March 1, 2010
Go, Read: Two On On-Line Pricing
Like the vast majority of what's been written about on-line pricing and digital publishing, the two articles on which I'm throwing a spotlight here are intended for prose rather than comics. However, there should be a great deal of crossover involved and it's safe to say that decisions in prose are likely to have an effect on decisions in comics.
The first is an article in the New York Times
that if it isn't already being talked about will be for its plain language and apparent intention to cut through a lot of rhetoric and get at the issue of what digital publishing costs. There will likely be objections to the author not "showing the work" behind several of the claims, and the sudden change mid-article to assume bad faith on the part of big book publishing in terms of keeping the current system alive. Still, there's a straight-ahead rhetorical style there I would favor in terms of future articles.
The second is this article from an author
returning home after something called a "Tools Of Change" conference, in which you are immediately disabused of the notion that any of this is going to be easy because of so many small-a agencies work from so many platforms, such as the in-house digital publishing-first initiatives at various companies.

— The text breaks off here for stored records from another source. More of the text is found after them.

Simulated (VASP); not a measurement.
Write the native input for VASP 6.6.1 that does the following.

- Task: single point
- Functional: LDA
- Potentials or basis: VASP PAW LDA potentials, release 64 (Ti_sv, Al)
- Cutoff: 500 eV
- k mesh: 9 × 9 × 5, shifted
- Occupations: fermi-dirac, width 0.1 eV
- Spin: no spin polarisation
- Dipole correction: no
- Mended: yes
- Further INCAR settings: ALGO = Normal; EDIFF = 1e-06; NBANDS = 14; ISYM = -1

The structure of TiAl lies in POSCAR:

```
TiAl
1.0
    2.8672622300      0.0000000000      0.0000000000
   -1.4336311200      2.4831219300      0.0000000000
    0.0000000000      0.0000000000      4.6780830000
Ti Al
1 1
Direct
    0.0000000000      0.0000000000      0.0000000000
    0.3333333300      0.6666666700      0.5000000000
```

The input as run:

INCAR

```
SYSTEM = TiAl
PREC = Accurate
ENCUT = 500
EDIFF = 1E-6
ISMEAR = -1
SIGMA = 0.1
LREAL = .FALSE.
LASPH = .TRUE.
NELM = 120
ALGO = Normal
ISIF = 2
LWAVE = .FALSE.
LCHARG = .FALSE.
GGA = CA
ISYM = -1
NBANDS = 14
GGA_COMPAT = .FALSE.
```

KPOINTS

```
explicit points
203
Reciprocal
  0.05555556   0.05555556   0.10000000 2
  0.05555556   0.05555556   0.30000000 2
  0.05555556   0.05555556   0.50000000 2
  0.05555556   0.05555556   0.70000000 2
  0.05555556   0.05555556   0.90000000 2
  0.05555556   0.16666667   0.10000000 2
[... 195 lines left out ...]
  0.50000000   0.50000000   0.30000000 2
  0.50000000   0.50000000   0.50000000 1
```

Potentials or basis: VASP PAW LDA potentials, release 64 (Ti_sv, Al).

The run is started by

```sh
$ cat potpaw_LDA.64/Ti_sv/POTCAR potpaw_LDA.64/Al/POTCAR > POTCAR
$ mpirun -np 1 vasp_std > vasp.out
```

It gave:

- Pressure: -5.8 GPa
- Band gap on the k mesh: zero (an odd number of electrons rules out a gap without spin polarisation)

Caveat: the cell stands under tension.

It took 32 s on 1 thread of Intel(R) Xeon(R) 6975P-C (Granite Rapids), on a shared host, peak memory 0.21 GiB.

I think the takeaway from both is that there are a lot of assumptions that are still be held as if they're firm truths rather than soft truths, right down to the asserted institutional costs of things like the marketing services provided by publishers to something I've never heard of, that authors with the weight to ask for it seem to want greater royalties from digital sales. It also seems to me that in terms of comics there are equal opportunities to drag one's feet along with or to press forward with alacrity -- in that sense, that nobody seems to know exactly what strategy to pursue, it's a wide open field.